# Incremental Critical Path Generation for Dynamic Graphs

Che Chang University of Wisconsin, Madison Madison, WI, USA che.chang@wisc.edu Cheng-Hsiang Chiu University of Wisconsin, Madison Madison, WI, USA chenghsiang.chiu@wisc.edu

Tsung-Wei Huang University of Wisconsin, Madison Madison, WI, USA tsung-wei.huang@wisc.edu Boyang Zhang University of Wisconsin, Madison Madison, WI, USA bzhang523@wisc.edu

Abstract—Incremental Critical Path Generation (CPG) is crucial for static timing analysis (STA) applications to incrementally analyze critical paths and validate timing constraints. However, current state-of-the-art incremental CPG algorithms can only handle static graphs where the graph topology does not change. To solve this problem, we introduce an efficient incremental CPG algorithm that can handle dynamic graphs. Compared to existing methods, our algorithm can identify more scenarios to efficiently reuse paths from the previous CPG while discarding unnecessary ones after the graph topology is changed. Our algorithm is up to  $8.2 \times$  faster than a state-of-the-art timer when generating two million paths on a large design.

#### I. INTRODUCTION

Critical Path Generation (CPG) is an important step for static timing analysis (STA) applications to validate timing constraints. For example, timers rely on CPG to perform common path pessimism removal. Among various CPG algorithms [1]–[21], the state-of-the-art OpenTimer [1] has introduced a fast implicit path representation algorithm for CPG. However, OpenTimer suffers from the lack of incrementality, which is the ability to quickly update critical paths after the circuit is incrementally modified. Incremental CPG plays an important role in many optimization flows, such as timingdriven placement [22] and gate sizing [23].

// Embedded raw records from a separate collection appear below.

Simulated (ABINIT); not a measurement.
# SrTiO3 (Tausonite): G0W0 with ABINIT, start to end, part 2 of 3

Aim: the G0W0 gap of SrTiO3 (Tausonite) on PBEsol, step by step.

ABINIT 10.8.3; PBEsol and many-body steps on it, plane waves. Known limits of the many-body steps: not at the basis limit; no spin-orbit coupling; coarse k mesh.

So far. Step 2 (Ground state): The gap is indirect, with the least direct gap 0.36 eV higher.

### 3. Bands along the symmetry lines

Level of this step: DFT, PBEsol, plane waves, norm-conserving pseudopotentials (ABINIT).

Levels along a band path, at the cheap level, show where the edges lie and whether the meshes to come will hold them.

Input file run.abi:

Recently, Chang et al. introduced the first incremental CPG algorithm called *Ink* [24] atop OpenTimer. Ink partially reuses the path results from the previous CPG query and eliminates unnecessary path computations. However, Ink is limited to *static graph*, where the graph topology does not change. Static graph is particularly suitable for certain timing-driven applications, such as gate sizing, that only modify vertex or edge attributes rather than the graph topology. That is, Ink cannot be used for generic timing-driven applications that analyze critical paths on dynamic graphs.

To overcome this problem, we propose an efficient incremental CPG algorithm that can handle dynamic graphs. Compared to Ink, our algorithm can identify more scenarios to efficiently reuse paths from the previous CPG while discarding unnecessary ones after the graph topology is changed. Therefore, our algorithm can be applied to various timingdriven applications that run incremental CPG on both static and dynamic graphs.

We evaluate the performance of our algorithm on real circuit benchmarks generated by OpenTimer [1]. Compared to OpenTimer's CPG algorithm, our algorithm is up to  $8.2 \times$  faster when generating two million paths on a large design.

#### II. BACKGROUND



(c) Found path deviated on *e4*. (d) Found path deviated on *e9*.

Fig. 1: Example prefix tree expansion for CPG.

OpenTimer's [1] CPG algorithm has two stages: suffix tree construction and prefix tree expansion. The suffix tree is a shortest path tree rooted at the destination vertices, which can be built with topological relaxations. The second stage is to explore paths that deviate from the suffix tree by performing prefix tree expansion. To be clear, to expand the prefix tree means to expand the critical path search space by finding the children nodes for a certain prefix tree node.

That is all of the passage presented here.